The University of Maryland’s Robert H. School of Business and School of Public Policy co-hosted the ninth annual Forum on Financial Information Systems and Cybersecurity: A Public Policy Perspective, on Jan. 16, 2013.
About 65 academics, economists and IT engineers networked, exchanged ideas and reinforced a foundation for keeping pace with constantly evolving cyber threats.
The daylong forum covered current research into identifying threats and innovating safeguards. The international collection of experts discussed public policy and private sector avenues and pitfalls toward better protecting national security, corporate and personal financial data, and other sensitive information sources.
“While methods and policy actions are debatable, there’s a clear consensus that constant vigilance is essential,” said forum co-organizer Lawrence Gordon, the Smith School’s Ernst and Young Alumni Professor of Managerial Accounting. “The same IT tools and platforms accelerating progress are fueling means and opportunity for criminals. But the timely, lively discussion in this year’s event signals a savvy and urgency to maximize protection.”
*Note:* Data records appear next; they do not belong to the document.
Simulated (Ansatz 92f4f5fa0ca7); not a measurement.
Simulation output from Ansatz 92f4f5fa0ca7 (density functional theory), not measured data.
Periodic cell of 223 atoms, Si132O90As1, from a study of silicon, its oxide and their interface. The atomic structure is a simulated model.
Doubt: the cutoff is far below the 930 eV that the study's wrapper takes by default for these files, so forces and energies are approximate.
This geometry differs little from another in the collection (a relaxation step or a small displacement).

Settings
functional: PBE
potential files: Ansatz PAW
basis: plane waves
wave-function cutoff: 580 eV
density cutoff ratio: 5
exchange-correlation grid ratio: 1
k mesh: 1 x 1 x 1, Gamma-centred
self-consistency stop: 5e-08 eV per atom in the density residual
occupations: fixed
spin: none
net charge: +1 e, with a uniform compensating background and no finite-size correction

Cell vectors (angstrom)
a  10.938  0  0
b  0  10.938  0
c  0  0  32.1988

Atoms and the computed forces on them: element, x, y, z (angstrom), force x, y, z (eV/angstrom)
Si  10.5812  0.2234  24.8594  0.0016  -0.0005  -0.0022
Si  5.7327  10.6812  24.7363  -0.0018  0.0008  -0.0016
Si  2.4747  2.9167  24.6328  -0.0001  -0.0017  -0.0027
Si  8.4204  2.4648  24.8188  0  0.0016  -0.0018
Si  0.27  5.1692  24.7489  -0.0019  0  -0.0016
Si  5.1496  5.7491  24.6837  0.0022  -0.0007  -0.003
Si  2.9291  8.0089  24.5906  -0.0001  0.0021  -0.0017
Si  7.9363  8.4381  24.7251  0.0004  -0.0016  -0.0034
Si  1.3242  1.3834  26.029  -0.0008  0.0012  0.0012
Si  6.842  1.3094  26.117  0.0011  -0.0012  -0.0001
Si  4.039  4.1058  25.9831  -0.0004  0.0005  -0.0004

Corporations and their lobbyists “have been pushing back against U.S. lawmaker attempts to shift from issuing voluntary guidelines to legislating compliance measures,” said one of the presenters, John Bagby, a lawyer and Penn State University professor of information sciences and technology.
|Co-directors of the Forum on Financial Information Systems and Cybersecurity: A Public Policy, from left, Martin Loeb, William Lucyshyn and Lawrence Gordon|
The recent, massive and prolonged cyber-attacks against a group of major Western banks – allegedly perpetrated by the Iranian government – underscores the U.S. government’s urgency. However, “businesses are balancing the direct immediate costs of investing in IT security systems against benefits that are remote and uncertain. Plus, increasingly integrated IT security portfolios are legally costly to navigate,” Bagby said.
Answers to such conflict are looming, said Gordon, who with Smith Professor of Accounting and Information Assurance Martin Loeb, a Deloitte and Touche LLP Faculty Fellow, developed the industry-renowned Gordon-Loeb Model for investing in cost-effective cybersecurity systems. The pair, with William Lucyshyn, director of research and senior research scholar at the Center of Public Policy and Private Enterprise in UMD's School of Public Policy, recently received a $666,000 Homeland Security research grant for bolstering the nation’s critical information infrastructure.
As a trio, they collaborated in organizing the slate of forum topics that included:
- Information risk in global insurance firms
- Your users are ready for ‘bring your own device,’ But are you?
- Data mining and experiential economics
- Cybersecurity: a submariner’s (military) perspective
- Technological innovation and cybersecurity: The new paradigm for financial institutions
- Data sharing for cybersecurity research
- Blurring the lines: A paradigm shift in cybersecurity authority and responsibility
- The challenge within: Organizational policies and the dilemmas of inside risk
The “inside risk” presentation, by Maryland State Retirement Agency Chief Information Systems Officer Ira Greenstein, was designated as the Ira Shapiro Lecture commemorating Shapiro, a Smith accounting alumnus and an executive for Coopers & Lybrand, now part of PricewaterhouseCoopers.